Icahn Writes Yet Another Angry Letter To eBay Shareholders

Updated on

Another day, another letter from Carl Icahn attacking eBay Inc (NASDAQ:EBAY) board members, accusing them of conflicts of interest and of hiding behind their public relations machine to avoid addressing his accusations. eBay had challenged Icahn to a debate (which anyone with a passing knowledge of Icahn should have known he would accept), but when CNBC offered their channel as the public forum eBay backed down, which seems to have prompted Icahn’s 4th letter in five days.

“Now, it appears that an honest, accurate debate with eBay Inc (NASDAQ:EBAY), which democracy calls for, will never happen because they would rather hide behind their public relations machine, believing that if they repeat ‘world-class’ enough times stockholders will believe it,” Icahn wrote.

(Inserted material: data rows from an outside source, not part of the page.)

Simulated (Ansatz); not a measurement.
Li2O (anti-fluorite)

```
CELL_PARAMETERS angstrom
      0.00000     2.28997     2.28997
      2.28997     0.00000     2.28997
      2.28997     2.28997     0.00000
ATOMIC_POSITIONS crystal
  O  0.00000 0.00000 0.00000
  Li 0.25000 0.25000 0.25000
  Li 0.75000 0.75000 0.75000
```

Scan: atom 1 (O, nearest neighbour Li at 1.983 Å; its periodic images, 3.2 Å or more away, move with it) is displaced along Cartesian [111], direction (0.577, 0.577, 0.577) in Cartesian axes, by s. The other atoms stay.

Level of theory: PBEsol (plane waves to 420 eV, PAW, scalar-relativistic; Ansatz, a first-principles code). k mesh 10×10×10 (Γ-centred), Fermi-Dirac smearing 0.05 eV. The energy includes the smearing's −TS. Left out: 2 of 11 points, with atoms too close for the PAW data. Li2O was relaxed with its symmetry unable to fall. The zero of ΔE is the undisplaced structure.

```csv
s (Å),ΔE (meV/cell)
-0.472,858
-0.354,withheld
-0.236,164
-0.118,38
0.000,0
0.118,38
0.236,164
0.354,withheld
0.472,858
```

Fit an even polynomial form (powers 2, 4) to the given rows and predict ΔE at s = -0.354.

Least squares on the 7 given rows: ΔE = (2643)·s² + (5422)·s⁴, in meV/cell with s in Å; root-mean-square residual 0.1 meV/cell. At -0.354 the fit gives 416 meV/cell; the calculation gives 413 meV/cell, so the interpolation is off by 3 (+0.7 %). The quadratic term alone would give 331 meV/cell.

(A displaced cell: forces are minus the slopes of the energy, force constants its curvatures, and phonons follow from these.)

Icahn accuses board of having conflicts of interest

As Icahn has explained in previous letters to eBay Inc (NASDAQ:EBAY) shareholders, he has two main complaints about the board. First, he points to multiple conflicts of interest. eBay board member Scott Cook owns nearly $1 billion worth of stock in Intuit, one of PayPal’s main competitors (eBay owns PayPal), so he has a vested interest in seeing PayPal lose market share to another company. It also gives him inside information on PayPal’s operations and business strategy, which he could conceivably pass on to Intuit.

In a different vein, Icahn accuses Marc Andreessen of enriching himself at other shareholders’ expense. eBay sold its controlling interest in Skype to Andreessen and Silver Lake for $1.9 billion, who then turned around and sold it to Microsoft for $8.5 billion just 18 months later. In both cases, eBay is allowing board members to sit on both sides of the table, and Icahn wants shareholders to kick them off if the board won’t do it themselves.

Icahn also argues that eBay Inc (NASDAQ:EBAY)’s stock price has underperformed since CEO John Donahue took over.

Icahn wants eBay to spin off PayPal

Icahn has also been vocal in his desire to see eBay Inc (NASDAQ:EBAY) spin off PayPal into a separate company (as has PayPal co-founder Elon Musk). He argues that it doesn’t make sense for a struggling auction site to own one of the most widely used online payments systems in the world.

“PayPal is a jewel, and eBay Inc (NASDAQ:EBAY) is covering up its value,” said Icahn. “If you just went out and took it public you’d get a huge premium because of growth.”

Icahn owns about 2% of eBay Inc (NASDAQ:EBAY), which isn’t enough for him to force his views on the board, but he has a lot of experience launching sustained campaigns against management teams that he feels aren’t doing their job, and from the looks of things he has dug in for the long haul.